Would giving your money to some of the tele-evangelists count? Would giving your money to the Catholic Church count? Would giving your money to 'cause' like Greenpeace count? What about standing on the sidewalk and giving your money away?

Naturally, the churches will tell you that they should be the recipients of such tithes, and many churches 'enforce' this on their members.

I wonder, though: how many churches have gone on spending sprees with tithed money, even to the extent of racking up debts, way beyond what a normal church could handle? Construction costs overrun, salaries and expenses, their own 'do-good' works... etc.

It seems to me that as recipients of wealth ourselves, the onus is on us to make sure that the tithes we pledge go to fund worthwhile projects in our churches, communities, or wherever. Make sure it doesn't ending up supporting some 'preacher/priest/televangelist's extravagant life.

Just my 2c.

Anon --

I've had to deal with the same issue. I'll probably cover this in a later post, but I always go back to the purpose of tithing (Deuteronomy 14:22-23) which is to put God FIRST in our lives (see and Prov. 3:9-10 which says to honor the Lord with the FIRSTFRUITS (not the lastfurits.) As such, I give first, off the top, and do my saving/investing afterwards.

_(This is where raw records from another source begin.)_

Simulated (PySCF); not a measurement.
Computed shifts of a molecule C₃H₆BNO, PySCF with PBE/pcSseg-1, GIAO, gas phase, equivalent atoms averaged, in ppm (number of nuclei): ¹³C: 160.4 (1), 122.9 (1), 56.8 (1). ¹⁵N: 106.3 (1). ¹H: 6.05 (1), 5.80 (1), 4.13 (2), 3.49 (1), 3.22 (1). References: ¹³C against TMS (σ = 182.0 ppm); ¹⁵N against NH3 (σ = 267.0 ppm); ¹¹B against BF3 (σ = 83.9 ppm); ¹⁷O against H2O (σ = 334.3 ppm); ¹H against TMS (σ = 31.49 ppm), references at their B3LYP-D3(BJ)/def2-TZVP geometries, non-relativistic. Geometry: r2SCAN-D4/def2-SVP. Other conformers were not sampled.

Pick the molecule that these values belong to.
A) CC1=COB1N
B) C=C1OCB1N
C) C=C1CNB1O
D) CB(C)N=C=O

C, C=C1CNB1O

If it makes you feel any better, God can do more with your 90% than you can do with your 100%. Besides, the issue is really more of a spiritual one than a financial one, so don't worry about leaving God a big tip when you die. ;-)

Jay -- Matt. 16:26

Anon For This,

You may wish to consider giving charitably to endowments. In this way, your contribution will compound and continue to "give" well after you have passed on. Granted, the immediate benefit of your gift doesn't have a large impact, but in the long run endowments yield much more charitable power.

For those who find it impossible to do so, they may find it better to give of their time and energy. Much less tax to pay on it.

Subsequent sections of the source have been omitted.